Segmentation Models PyTorch
Segmentation Models PyTorch (SMP) is a Python library offering a high-level API for various neural network architectures, pre-trained backbones, losses, and metrics for image semantic segmentation. It supports 12 encoder-decoder architectures and over 800 pre-trained convolutional and transformer-based encoders, leveraging `timm` for a vast selection. The library focuses on simplicity, fast convergence, and compatibility with PyTorch's `torch.jit.script`, `torch.compile`, and `torch.export` features. It is currently at version 0.5.0 and maintains an active release cadence with frequent updates and new model integrations.
Warnings
- breaking The `UperNet` model architecture underwent significant changes in v0.5.0, making model weights trained with v0.4.0 incompatible with v0.5.0. Existing UperNet models will need to be re-trained or adapted.
- deprecated Encoders from the `timm` library previously accessed with a `timm-` prefix (e.g., `timm-resnet34`) are deprecated in v0.5.0. The recommended way to use `timm` encoders is now with the `tu-` prefix (e.g., `tu-resnet34`).
- deprecated The `smp.utils.losses` module was deprecated in v0.2.0. All loss functions have been moved to the `smp.losses` module.
- breaking The minimum Python version requirement was increased from 3.6 to 3.7.
- gotcha To ensure compatibility with `albumentations` versions >= 1.4.0, some internal function names that interact with `albumentations` may have changed, requiring updates if you directly extended or modified SMP's data processing pipelines.
- gotcha For optimal performance, especially when using pre-trained encoders, it is crucial to apply the correct preprocessing steps (e.g., normalization, resizing) to your input data, matching how the encoder's weights were pre-trained. Use `smp.encoders.get_preprocessing_fn` for this.
- gotcha Some models may require input image dimensions to be a power of 2, or they may handle incorrect sizes with specific interpolation/padding methods. Unexpected input sizes can lead to errors or degraded performance.
Install
-
pip install segmentation-models-pytorch
Imports
- smp
import segmentation_models_pytorch as smp
- Unet
model = smp.Unet(...)
- get_preprocessing_fn
from segmentation_models_pytorch.encoders import get_preprocessing_fn
Quickstart
import torch
import segmentation_models_pytorch as smp
from segmentation_models_pytorch.encoders import get_preprocessing_fn
# 1. Create segmentation model
model = smp.Unet(
encoder_name="resnet34", # choose encoder backbone
encoder_weights="imagenet", # use `imagenet` pre-trained weights
in_channels=3, # model input channels (3 for RGB)

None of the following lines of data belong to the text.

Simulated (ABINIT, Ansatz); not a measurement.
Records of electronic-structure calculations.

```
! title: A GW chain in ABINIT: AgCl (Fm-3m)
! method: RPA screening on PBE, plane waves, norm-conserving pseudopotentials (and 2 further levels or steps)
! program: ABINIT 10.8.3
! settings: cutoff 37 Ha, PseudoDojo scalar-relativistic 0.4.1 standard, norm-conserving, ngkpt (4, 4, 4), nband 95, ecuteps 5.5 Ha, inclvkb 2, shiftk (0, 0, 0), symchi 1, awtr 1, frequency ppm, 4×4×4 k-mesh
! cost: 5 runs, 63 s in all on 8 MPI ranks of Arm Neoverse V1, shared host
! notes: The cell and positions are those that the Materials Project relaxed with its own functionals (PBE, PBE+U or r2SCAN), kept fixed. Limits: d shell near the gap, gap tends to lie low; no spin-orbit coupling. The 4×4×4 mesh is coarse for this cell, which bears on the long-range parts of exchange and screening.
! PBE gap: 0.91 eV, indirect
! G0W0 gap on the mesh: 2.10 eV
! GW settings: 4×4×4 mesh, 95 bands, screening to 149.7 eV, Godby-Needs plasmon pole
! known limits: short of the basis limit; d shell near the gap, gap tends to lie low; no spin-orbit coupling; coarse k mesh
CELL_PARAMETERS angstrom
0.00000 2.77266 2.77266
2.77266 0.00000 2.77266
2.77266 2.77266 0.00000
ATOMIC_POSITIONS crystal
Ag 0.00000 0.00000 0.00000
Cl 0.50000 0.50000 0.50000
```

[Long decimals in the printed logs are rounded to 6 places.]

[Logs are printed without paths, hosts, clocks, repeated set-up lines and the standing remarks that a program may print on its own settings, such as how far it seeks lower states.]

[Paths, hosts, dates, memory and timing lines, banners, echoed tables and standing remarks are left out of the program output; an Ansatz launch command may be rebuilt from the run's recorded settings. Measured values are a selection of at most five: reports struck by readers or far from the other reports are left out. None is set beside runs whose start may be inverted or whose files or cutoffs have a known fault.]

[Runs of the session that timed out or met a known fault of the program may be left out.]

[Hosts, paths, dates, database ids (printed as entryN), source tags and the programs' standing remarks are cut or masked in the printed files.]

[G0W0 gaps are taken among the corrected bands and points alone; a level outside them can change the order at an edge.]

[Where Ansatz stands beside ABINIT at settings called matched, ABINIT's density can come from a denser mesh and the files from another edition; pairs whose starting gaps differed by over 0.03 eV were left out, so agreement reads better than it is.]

classes=1, # model output channels (number of classes)
activation='sigmoid' # activation function for binary segmentation
)
# 2. Configure data preprocessing (important for pre-trained encoders)
preprocess_input = get_preprocessing_fn('resnet34', pretrained='imagenet')
# Example usage:
# Dummy input image (batch_size=1, channels=3, height=256, width=256)
image = torch.randn(1, 3, 256, 256)
# Apply preprocessing (e.g., normalization)
input_tensor = preprocess_input(image)
# Forward pass
model.eval()
with torch.no_grad():
predicted_mask = model(input_tensor)
print(f"Model output shape: {predicted_mask.shape}")